Tuesday, January 22, 2013

Reflections on our perverse view of children

As I mark with sadness the anniversary of the travesty known as "Roe v.. Wade", a gross usurpation of the power of the legislature to make law and the 10th amendment, I thought of how perverse our culture's view of children really is.

A madman shoots twenty children in a suburban school and the nation rightly mourns and weeps, at least for a few hours until the political posturing begins.

Meanwhile in Chicago and other cities around the nation, young people, children in fact, murder one another with impunity and few people care.

The man we inaugurated as our President yesterday who spoke forcefully about "doing something" and protecting our children at the same time embraced the culture of death that transforms tens of millions of children into "choices" to be disposed of at will. The death of twenty children at the hands of a man wielding a gun is a tragedy, the death of 56,000,000 children at the hands of men wielding scalpel and suction tubes is cherished as a sign of how far we have progressed.

Yet many of the same people who carry signs protesting abortion shrug off the deaths of children around the world, victims of the "war on terror". Freedom isn't free and all that.

A child killed in a suburban school is a tragedy. A black child shot by another black child in Chicago is a statistic. A child killed in the womb is a murder victim or a choice depending on your politics. A Pakistani child killed in a drone strike is collateral damage, an acceptable loss to preserve our way of life.

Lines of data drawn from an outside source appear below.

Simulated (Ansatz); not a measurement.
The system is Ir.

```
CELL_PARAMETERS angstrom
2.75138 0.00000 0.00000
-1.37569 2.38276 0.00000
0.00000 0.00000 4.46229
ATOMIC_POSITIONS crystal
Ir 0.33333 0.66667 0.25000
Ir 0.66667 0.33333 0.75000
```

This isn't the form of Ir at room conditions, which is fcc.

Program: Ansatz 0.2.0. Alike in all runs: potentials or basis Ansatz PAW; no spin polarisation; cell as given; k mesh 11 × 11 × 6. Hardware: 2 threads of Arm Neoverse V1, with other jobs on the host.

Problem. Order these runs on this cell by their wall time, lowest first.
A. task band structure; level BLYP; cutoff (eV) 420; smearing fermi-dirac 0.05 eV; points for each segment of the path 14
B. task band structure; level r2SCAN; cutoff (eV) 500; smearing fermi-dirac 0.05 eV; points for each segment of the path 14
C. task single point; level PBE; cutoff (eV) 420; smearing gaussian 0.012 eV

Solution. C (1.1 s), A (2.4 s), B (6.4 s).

Ours is a culture that feeds and thrives on death, especially the death of children. If that doesn't make you weep, something is broken inside of you.

2 comments:

Anonymous said...

well said Arthur, and so very very sad indeed.

Isaiah 5:20 Woe to those who call evil good and good evil, who put darkness for light and light for darkness, who put bitter for sweet and sweet for bitter!

Todd

Fred Shope said...

We only care about those things that make us feel good about ourselves. If children fit into that, then we care. If not, it's someone else's issue. It's selfishness.